Memory of Water by Emmi Itäranta
Published: HarperCollins/Voyager (2014), Original Finnish Publication (2012)
Awards Nominated: Philip K. Dick, Arthur C. Clarke, and Golden Tentacle Awards
“Climate change has dramatically altered the world, and water—or rather the lack of it—is at the center of everyone’s concerns. Noria Kaitio is the daughter and apprentice of a rural tea master, but even their small town must cope with water rationing and military oversight. When she is old enough, her father teaches her the family’s secret, an illegal hidden spring.
After her father’s death, the water shortages get worse and the military begins to execute perpetrators of water crimes. Noria’s secret could help her friends and neighbors, but the risk is high. As she learns more about the foundation of her world, Noria will have to choose the path that will define her life.” ~Allie
Memory of Water is Emmi Itäranta’s debut novel, and she is currently working on her second novel, City of Woven Streets. If I’m understanding correctly, she worked simultaneously on the Finnish and English manuscripts of Memory of Water, so the English version is also directly written by the author.
I would consider Memory of Water a dystopian young adult novel, but it’s also very different from the image (Hunger Games, Divergent, etc.) that this might bring to mind. It is a slow, meditative novel that is more about observing the world as it is than about bringing change. The story carries very strong messages, as well, about the need to protect the environment and the value of integrity. The environmental concerns were laid on pretty thick, especially in the early parts of the novel, where the main characters talk about the irresponsibility and short-sightedness of the global society that ruined the world. Considering the state of our world today, I think this is a good message to communicate. However, with the ruined world, all of the death around Noria, and the inability of the characters to do much about it, it made for a pretty depressing book.

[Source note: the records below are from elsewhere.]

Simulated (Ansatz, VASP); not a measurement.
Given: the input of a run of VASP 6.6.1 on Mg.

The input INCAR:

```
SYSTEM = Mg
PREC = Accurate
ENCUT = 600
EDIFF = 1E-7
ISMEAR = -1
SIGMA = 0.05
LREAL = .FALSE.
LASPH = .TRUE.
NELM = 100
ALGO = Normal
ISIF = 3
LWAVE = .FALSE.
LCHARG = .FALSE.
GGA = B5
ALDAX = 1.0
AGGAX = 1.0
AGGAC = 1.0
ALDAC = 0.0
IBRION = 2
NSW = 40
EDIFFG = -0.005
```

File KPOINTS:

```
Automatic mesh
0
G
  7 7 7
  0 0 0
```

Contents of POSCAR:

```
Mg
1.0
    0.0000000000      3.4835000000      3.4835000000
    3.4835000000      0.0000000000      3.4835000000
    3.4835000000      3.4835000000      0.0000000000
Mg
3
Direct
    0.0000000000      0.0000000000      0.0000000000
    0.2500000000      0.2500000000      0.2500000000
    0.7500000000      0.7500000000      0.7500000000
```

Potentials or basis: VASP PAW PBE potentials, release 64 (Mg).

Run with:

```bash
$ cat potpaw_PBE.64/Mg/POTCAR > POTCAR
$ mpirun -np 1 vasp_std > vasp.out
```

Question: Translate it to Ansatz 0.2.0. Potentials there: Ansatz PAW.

Due to the nature of the story, there really aren’t any plot twists or unexpected turns. The book’s description more or less covers the plot, and anything else is heavily foreshadowed. I kept waiting for the pace to pick up, and only realized that was not going to happen as I approached the end. However, Noria was an interesting and eloquent narrator, and the descriptions of her study as a tea master, her daily life, her friendship with her neighbor Sanja, and her ideas about life were sometimes quite beautiful. Noria also carried a particular naïveté, in that she both believed deeply in the way of tea masters and her parents teachings, but—with the invincibility of the young—she also did not seriously believe that she could meet with failure. When the novel ended, I was frustrated by how little had changed, but perhaps readers should carry that frustration with them as they return to the current reality.
My Rating: 3/5
The Memory of Water is a very slow, thoughtful dystopian young adult science fiction novel, set in a water-poor world after an environmental collapse. It follows the life of an apprentice tea master apprentice, Noria, whose family also illegally holds knowledge of a secret spring. While the prose is often lovely, I felt like very little happened in the story. I would say the focus is more on Noria’s understanding of her life, her craft, and her world, as well as on the importance of protecting the environment. At the conclusion, I found the lack of change depressing, even though I felt the ending fit with the tone of the novel. I think this was a well-written novel, but it was not exactly what I was looking for.